Clarissa musician making it in Hollywood
Through the ups and downs of the entertainment industry, local musician Jeremiah James takes the best of both worlds with one foot in Hollywood and one foot in rural Minnesota.
Jeremiah James, whose real name is Jeremiah Korfe, said he uses his first and middle name on stage because people mispronounce his last name.
He lists Soundgarden, Foo Fighters, Audioslave and Blink 182 as among his influences. He said that at age 14, he saw MXPX live at the SonShine Festival in Willmar and thought, "I want to do that."
He didn't know at the time that he would later get to tour with them on the Action Sports Tour. "I was geeking out the whole time. After that I kind of calmed down," he said.
Beyond music, he is a union actor and has worked behind the scenes on a variety of TV shows.
After living in Los Angeles for eight years, Jeremiah spent this past summer at the family farm in Clarissa, Minn. On Tuesday, he plans to return to southern California to record his next album before visiting the Gopher State once again to play for Caitlin Crosby at the Minnesota State Fair on Sept. 3-4.
Originally scheduled to play in the Vans Warped Tour, James learned he was cut after the tour had budget reductions across the board. "I'm not really high up the totem pole," he joked.
Instead, starting late April, he took time off to plant corn and soybeans, finish up combining, trim trees and work with new equipment.
"We happened to get that bucket truck two weeks before the tornado hit," James said.
James said he learned about much of the tornado damage from his brother Welde Crider, who works for the city of Wadena. "He was like, you need to get up here with that truck, we need help," James recalled.
He has family around Todd, Wadena and Otter Tail counties and at age 27 already has 23 nieces and nephews.
James grew up the second-to-youngest of 10 kids, and his interest in music started early. He said that at age six, he started playing violin after being inspired by the fiddle player from the Charlie Daniels Band. He began playing drums at age 12 and guitar at age 15.
During his teen years, he and his friends had a band called "All Unchained" which produced a number one single, "Shining Star," on 103.9 Praise FM.
A 2001 graduate of Eagle Valley High School, he attended Verndale High School during junior year to play football with his cousins. After two years of vocal music and music theory training at Fergus Falls Community College, he struck out west.
"I realized there was no way to make money doing music here,"
He decided to move to Los Angeles where the job opportunities were. "I just headed out there. I had my little '91 Cavalier with 190,000 miles on it. I drove out there and slept in my car on the beach," he said. "Hung out with a couple of homeless guys, shared some cans of tuna and crackers with them. It was pretty intense."
James said he made friends with entertainment industry workers, slept on people's couches and eventually found normal housing and work in television.
He said working in reality shows like MTV's "The Hills" is not as glamorous as people may think. "You're there for 14 hours, hanging lights, running around, basically off other people's schedules," he said.
On the other hand, he said, other jobs and shows like Discovery's "The Colony" gave him opportunities to travel.

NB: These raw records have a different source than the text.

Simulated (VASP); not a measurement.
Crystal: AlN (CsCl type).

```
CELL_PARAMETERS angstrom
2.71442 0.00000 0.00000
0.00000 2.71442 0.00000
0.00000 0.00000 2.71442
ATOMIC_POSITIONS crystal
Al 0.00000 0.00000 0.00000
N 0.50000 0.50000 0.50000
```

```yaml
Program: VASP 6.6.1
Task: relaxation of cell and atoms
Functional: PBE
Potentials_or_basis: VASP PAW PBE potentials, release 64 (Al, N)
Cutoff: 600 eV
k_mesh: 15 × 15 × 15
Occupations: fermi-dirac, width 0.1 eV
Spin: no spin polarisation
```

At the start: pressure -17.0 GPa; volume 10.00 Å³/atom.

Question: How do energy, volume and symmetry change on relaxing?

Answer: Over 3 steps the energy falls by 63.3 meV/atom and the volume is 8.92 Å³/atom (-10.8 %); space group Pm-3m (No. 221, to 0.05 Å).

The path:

"It's just fun. I got to go all over the world, 27 different countries, in this line of work," he said.
James said he enjoys the outdoor life in both Minnesota and southern California. In his hometown, he likes hunting and working outside. Where he works now, he takes advantage of California's unusual geography.
"You could go surfing in the morning, then drive 2 1/2 hours and be snowboarding by afternoon," he said.
That sense of adventure, along with his Minnesota roots, landed him his first acting job in a Harley-Davidson commercial. He said he was working as a camera operator in a casting session when the director asked his opinion of the auditioning actors and asked him if he rode a Harley.
James responded that he had started riding when his dad told him he was old enough to kick-start his motorcycle.
He said he and the director talked about Minnesota because Harley's headquarters are in Minneapolis. The director encouraged him to audition for the open non-union job, and he got it.
"Since it got to be such a big job, with print, commercial and Internet, then they made it go union," Jeremiah James said. He is now a member of the Screen Actors' Guild.
For his actual music career, he has toured with the Winter X Games and sold music rights to commercials and other productions. He said the Warren Miller film "Children of Winter" bought one of his songs, and that his music fits with the action sports world.
He said that the recession has made it harder for musicians to find work because of budget cuts in major network television. Fewer television pilots and fewer commercials mean fewer opportunities for artists to sell their music.
Whether opportunities are good or bad, he said he is focused on working hard at his craft and improving himself as an artist.
He compared the volatile nature of the entertainment industry to the unpredictability of agriculture.
"Music is a lot like farming because there's zero consistency," he said. "You don't know, you get what you put in first of all, and you don't know what you're going to get out of it."